Local climate affects river-cutting through chemical weathering

A photo of a mixed streambed of bedrock and alluvial cover in Waianaia Gulch on the wet-side of Kohala Peninsula.

A mixed streambed of bedrock and alluvial cover in Waianaia Gulch on the wet-side of Kohala Peninsula in Hawaii. SF State Professor of Earth and Climate Sciences Leonard Sklar led a team that studied riverbeds on the Big Island of Hawaii and found that local climate can make a difference in how riverbeds erode. Photo credit: Brendan Murphy

SF State professor co-authors study that upends long-held ideas about river channels

Local differences in rainfall can be a key factor in how a river erodes its riverbed, altering the chemical weathering and weakening of riverbed rock, according to a new study published in the journal Nature.

The finding sounds simple enough, but it upends long-held ideas about how river channels evolve and how chemical weathering impacts the Earth's surface, said San Francisco State University Professor of Earth and Climate Sciences Leonard Sklar, a senior member of the study team.

Previously, researchers thought that differences in local rainfall would have the largest effect on river erosion by swelling or shrinking a river's flow and altering its capacity to wash away sediment. Instead, Sklar and colleagues discovered that the amount of rainfall corresponds to chemical weathering that affects the strength of the riverbed rock, making it more or less erodible.

"There has been a lot of attention paid recently to how climate influences the materials that are present at the surface of the Earth," said Sklar, "and this is one of those discoveries that gives us new appreciation for chemical weathering and its influence on everything at the surface."

Understanding how rivers erode is especially important, he added, "because the rate that rivers cut into rock is the fundamental control on the rate that landscapes evolve."
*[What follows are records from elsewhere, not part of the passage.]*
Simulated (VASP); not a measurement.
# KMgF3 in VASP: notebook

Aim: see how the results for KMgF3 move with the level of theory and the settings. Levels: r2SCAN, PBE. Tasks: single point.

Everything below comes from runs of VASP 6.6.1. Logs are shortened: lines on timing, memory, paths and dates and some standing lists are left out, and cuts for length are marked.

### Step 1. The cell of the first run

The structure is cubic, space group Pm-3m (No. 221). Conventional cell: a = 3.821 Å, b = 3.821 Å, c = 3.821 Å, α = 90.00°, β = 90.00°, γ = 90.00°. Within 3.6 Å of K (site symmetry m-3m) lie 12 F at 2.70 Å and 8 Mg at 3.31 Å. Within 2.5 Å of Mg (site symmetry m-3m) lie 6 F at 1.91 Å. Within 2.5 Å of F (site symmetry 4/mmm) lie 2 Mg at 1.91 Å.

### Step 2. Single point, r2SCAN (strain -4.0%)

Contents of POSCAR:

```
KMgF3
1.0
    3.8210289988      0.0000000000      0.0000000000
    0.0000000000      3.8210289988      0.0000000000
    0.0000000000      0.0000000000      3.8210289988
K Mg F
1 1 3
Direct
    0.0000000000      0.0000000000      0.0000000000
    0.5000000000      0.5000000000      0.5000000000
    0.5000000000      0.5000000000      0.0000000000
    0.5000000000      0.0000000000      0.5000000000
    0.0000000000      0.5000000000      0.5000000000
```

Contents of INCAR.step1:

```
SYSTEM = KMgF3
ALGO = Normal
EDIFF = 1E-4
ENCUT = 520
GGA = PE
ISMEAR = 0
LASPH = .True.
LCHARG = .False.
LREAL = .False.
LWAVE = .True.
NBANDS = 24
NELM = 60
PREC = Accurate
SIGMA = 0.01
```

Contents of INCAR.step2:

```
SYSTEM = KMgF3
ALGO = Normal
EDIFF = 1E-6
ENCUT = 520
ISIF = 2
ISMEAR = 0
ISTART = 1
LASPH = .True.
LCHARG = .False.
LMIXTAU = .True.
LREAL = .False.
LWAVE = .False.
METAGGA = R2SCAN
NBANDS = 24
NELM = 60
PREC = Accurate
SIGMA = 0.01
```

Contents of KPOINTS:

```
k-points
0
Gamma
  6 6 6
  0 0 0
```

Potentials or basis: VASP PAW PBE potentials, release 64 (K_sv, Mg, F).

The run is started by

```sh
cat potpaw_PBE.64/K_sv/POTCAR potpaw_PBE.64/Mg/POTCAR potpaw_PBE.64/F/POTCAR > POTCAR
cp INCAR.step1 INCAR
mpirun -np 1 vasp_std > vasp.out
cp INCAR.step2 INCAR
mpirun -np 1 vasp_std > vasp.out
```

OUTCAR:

Sklar and colleagues studied the impacts of local rainfall on river channels on the Kohala Peninsula on the Big Island of Hawaii, testing the strength of rock in "wet-side" and "dry-side" channels where there are notable differences in the amount of annual precipitation. In both cases, the channels run dry intermittently, exposing their riverbeds to the air.

The researchers found that the more rainfall a river channel received, the more chemical weathering took place, and the weaker and more erodible the rock became. This pattern was especially strong for the dry-side channel, but there was a slight twist in how rainfall affected the wet-side channel.

On that channel, erosion uncovered fresh layers of bedrock that had not been weakened yet by chemical weathering, complicating the relationship between rainfall and rock strength somewhat. However, the researchers found that even the strongest wet-side rocks were still 24 percent weaker than the least-weathered dry-side rocks.

Chemical weathering of rock also consumes carbon dioxide from the atmosphere, and erosion can create sediments that bury carbon in the Earth. A closer look at the links between chemical weathering and river erosion, the scientists note in their paper, could lead to a better understanding of Earth's long-term carbon cycles.

Sklar said the relationship between local rainfall, chemical weathering and erosion observed in the Hawaii riverbeds should apply widely, although the details might vary depending on the kind of river rock.

For instance, Sklar and other researchers will now examine how local rainfall differences might affect chemical weathering closer to home, at a field site along Inyo Creek near Mount Whitney in the Sierra Nevada.

"I suspect there is a very rich story out there in other landscapes where the systems will look different and behave differently but where this mechanism that we've identified will be equally important," he said.

"Chemical weathering as a mechanism for the climatic control of bedrock river incision" by Brendan P. Murphy and Joel P. L. Johnson (University of Texas at Austin), Nicole M. Gasparini (Tulane University) and Leonard S. Sklar (San Francisco State University) was published April 14, 2016.